In downtown Chongqing, renovated neighborhoods in traditional 'Bayu style' coexist with skyscrapers. (Photo/Xinhua)
Chongqing - Savills, a global real estate services firm, has recently released the 2025 edition of its Impacts report, themed “Adapt.” The report argues that, amid economic and geopolitical volatility, climate change, and demographic shifts, global real estate is entering a new cycle defined by proactive adaptation and long-term positioning. It suggests that 2025 could mark the industry’s year of adaptation, with future growth relying more on retrofitting existing stock, strengthening climate resilience at the city and asset level, and reshaping space to meet the needs of a new generation of occupiers.

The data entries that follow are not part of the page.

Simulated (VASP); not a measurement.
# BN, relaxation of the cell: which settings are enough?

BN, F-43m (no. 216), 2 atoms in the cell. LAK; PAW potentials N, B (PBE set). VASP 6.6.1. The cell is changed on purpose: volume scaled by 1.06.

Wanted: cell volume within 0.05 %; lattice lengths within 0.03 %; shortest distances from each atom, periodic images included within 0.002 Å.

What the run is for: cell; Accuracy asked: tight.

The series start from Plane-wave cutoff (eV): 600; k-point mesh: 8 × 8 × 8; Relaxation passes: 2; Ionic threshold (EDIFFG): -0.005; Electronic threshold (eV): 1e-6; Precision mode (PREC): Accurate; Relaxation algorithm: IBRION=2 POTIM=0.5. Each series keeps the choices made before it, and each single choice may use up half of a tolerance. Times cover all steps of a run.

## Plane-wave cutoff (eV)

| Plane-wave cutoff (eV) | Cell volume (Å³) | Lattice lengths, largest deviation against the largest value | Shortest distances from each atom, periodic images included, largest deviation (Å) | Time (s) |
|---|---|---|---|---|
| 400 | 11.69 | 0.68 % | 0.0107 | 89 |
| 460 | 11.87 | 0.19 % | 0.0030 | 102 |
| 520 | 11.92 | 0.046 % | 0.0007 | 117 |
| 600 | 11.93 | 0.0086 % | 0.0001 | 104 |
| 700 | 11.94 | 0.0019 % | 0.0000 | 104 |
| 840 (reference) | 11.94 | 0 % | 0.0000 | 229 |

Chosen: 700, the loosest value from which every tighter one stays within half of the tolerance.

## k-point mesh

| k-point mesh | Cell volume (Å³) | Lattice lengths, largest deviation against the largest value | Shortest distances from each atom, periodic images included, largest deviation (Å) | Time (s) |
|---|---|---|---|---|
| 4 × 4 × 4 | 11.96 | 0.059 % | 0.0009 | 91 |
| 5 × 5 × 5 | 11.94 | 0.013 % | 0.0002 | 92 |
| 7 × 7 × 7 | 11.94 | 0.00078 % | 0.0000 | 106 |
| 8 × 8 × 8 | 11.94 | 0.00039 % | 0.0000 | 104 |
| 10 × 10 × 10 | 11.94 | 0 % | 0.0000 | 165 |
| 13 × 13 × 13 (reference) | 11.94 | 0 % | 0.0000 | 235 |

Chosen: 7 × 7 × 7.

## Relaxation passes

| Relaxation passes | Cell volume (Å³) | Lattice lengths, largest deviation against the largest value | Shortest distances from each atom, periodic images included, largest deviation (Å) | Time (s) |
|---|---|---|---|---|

James Macdonald, Head of China Research at Savills, notes: “Transformation is challenging yet imperative. Globally, people are increasingly seeking living and working spaces that enhance their quality of life and sense of community belonging. Achieving sustainable prosperity requires collaboration among governments, investors, and developers to create spaces that meet present needs while preparing for future demands.” He adds that after three decades of rapid development, many Chinese cities now face the task of upgrading and reusing existing buildings to better match an economy led by services and modern industry.
Investors are reframing real estate from returns to resilience
On the investment side, Impacts 2025 finds that real estate is shifting from passive holding to thematic investment and active management. Institutional investors are looking beyond short-term gains from single assets and instead allocating capital around long-term structural trends such as population ageing, artificial intelligence, and healthcare. This is driving greater focus on residential and logistics facilities, data centres, and life sciences parks.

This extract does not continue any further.